Analysis by Danaë LAZARI
Digital technologies are one of the most powerful catalysts for growth in national economies. They create jobs, reshape traditional industries, and speed up and improve the development and production of innovative products and services. The European economy is the largest in the world, if taken as a single unit, but its digital potential lies largely untapped, mainly due to the legal, technical and trust barriers in EU Member States that prevent digital entrepreneurs from starting or developing their businesses in Europe. This article will examine these barriers and assess the ways in which the EU can tackle them.
Barriers to digital entrepreneurship
Most of the challenges to digital entrepreneurship in Europe are brought about by the lack of cohesive action by Member States, and by the fragmentation, in terms of both impact and pace, in which the digitisation process takes place in Europe. A Deloitte study for the Commission’s DG Enterprise and Industry identified five main barriers to digital entrepreneurship in Europe:
- Low take-up and use of digital technologies by industries and SMEs. There is a growing gap between the most and least digitised sectors across Member States, as well as in the pace in which they are becoming digitised. Generally, industries primarily dealing with information and services are more digitised than industries such as hotels and restaurants.
- Low level of entrepreneurial skills and talent. The level of citizens who have a high level of skills in mathematics, science and technology (MST) are relatively lower in Europe than in other economies. With business becoming more and more digitised, these people are essential to the development of new and existing enterprises.

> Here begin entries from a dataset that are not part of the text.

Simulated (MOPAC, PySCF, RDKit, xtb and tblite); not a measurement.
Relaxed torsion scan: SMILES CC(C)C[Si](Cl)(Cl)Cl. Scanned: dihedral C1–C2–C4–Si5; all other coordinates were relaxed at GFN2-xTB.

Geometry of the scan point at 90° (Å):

- Difficult access to finance and investments. Accessing finance is one of the most pressing problems for SMEs in Europe, especially because most funding options are managed by traditional finance institutions such as banks. This means that Member States often take different actions, resulting in fragmentation and difficulty accessing finance across borders.
- Lack of digital entrepreneurial culture in Europe. Digital entrepreneurs are regarded with varying levels of respect across Member States, and are dissuaded by social stigmas surrounding failed entrepreneurial ventures, social obligations, and the difficulties in attracting investors.
- Fragmented digital market. The European business landscape is fragmented, and smaller companies find it difficult and costly to expand abroad. The Commission’s Digital Single Market Strategy (DSMS) is a huge step in breaking down this barrier, but will not be realised until the end of this year at the very earliest.
How can the EU address these barriers?
To address barriers to digital entrepreneurship, the EU will need to undertake substantial policy reform. Digitisation occurs at varying speeds in various industries, and so the EU should tackle barriers and challenges using a multifaceted approach based on separate timeframes – the short, medium, and long term.
Successful realisation of the DSMS is the best tool by which the EU can address these barriers in the short term. The DSMS aims to “tear down [barriers]” by making the EU’s single market suitable for the digital age. Its three pillars focus on better online access for consumers and businesses to online goods, creating an environment where digital networks and services can prosper, and maximising the growth potential of the digital economy. However, wording of the DSMS has been relatively vague regarding the actual strategies by which it can achieve these policy aims, possibly belying a fragmented stance on the matter by Member States, which could impede its achievement by the desired deadline.
In the medium term, the EU can attempt to attract and build a pool of citizens with high levels of MST skills by providing incentives for enterprises and high education institutions to create attractive curriculums that drive successful entrepreneurship. It can also act as a magnet for skilled TCNs by coordinating a more cohesive and attractive visa plan than the existing blue card scheme. It can help SMEs develop and use viable alternative sources to traditional funding in the same way as it now promotes Crowdfunding for SMEs struggling to access finance. The EU can also encourage the use of digital technologies to be undertaken by as many industries as possible, in order to close the existing digitisation gap between industries and encourage a high take-up of digital technologies relative to external rising economies.
The lack of digital entrepreneurial culture in Europe is one of the most important, yet difficult issues to overcome. SMEs represent 99% of businesses in the EU, and depend highly on entrepreneurs. The EU can address this challenge through the implementation of policies aimed to foster an entrepreneurial mind-set and to assist networking in order to help people with good ideas find business partners (e.g. StartUp Britain). However, policy-making cannot forcibly create a culture where there is none, and the stigma of failure will need to be erased from the ground up. Therefore, policies that assist in the creation of an entrepreneurial culture may take the longest to bear fruit, but will also be the most beneficial for Europe’s digital entrepreneurs, and in turn, the EU itself.